In entropy, it's only the very first chapter that's explicitly made clear this is happening on the other side of the world, an ocean away from where the og characters are from: Korea. However, the nitty gritty of building the surrounding for this one doesn't heavily call for any other cultural/social cues as it's just the three of them moving around and the setting only served mostly for the emotional charge. If any, the cues would still go unnoticed: the name of the street, the detail about the narrator/SC referring to the neighbors as "Asian moms".
I simply needed to establish that in my take on reincarnation, you could go anywhere. You could live anywhere, in any slice of time, there is no such thing as onwards or backwards or home.

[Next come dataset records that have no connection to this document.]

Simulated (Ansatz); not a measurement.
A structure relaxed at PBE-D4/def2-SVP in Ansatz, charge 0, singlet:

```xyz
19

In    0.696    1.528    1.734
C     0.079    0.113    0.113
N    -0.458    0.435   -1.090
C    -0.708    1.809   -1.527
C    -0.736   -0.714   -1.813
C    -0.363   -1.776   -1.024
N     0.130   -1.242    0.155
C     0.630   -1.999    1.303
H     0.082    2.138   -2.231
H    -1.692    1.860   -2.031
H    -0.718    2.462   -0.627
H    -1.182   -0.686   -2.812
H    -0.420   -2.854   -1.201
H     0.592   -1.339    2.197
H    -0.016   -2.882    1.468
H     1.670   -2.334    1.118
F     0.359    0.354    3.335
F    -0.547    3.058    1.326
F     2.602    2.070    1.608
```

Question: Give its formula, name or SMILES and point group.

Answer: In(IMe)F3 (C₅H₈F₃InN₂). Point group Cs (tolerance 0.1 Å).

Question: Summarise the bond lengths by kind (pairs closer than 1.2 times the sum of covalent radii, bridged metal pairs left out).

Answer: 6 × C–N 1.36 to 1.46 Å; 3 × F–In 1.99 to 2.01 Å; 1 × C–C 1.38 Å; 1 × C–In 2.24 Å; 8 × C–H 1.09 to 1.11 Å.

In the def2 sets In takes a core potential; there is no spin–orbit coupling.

So it was really fun trying to see how far I can go with the verisimilitude of this world. This accounts for the variety of the set-ups: idolverse set in Seoul/Gwangju/Busan, historical au set in Goehang Village [TANGENT: chose this place specifically because in an earlier draft of this chapter, I wanted the first scene to be Seokmin and Seungcheol meeting each other discreetly during the nakhwa nori festival, which is this stunning, beautiful tradition of fireworks watching that began at the near end of Joseon period 1 / 2 / 3 / and I just thought it would make such perfect dramatic irony if it began with this scene --the fireworks are made of gun powder-- and if it ended with them being gunned down], fem/genderbending au in China (Riyuewan Bay, in some translations, means Sun and Moon bay, which I thought was perfect to put after the Seokmin chapter), highschool au in Seoul, running/marathon au set very vaguely somewhere close to the first chapter's area (hence the similar coordinates here), before sunrise au in Japan, john wick au in Gyeonggi, and then the last one in Heimaey.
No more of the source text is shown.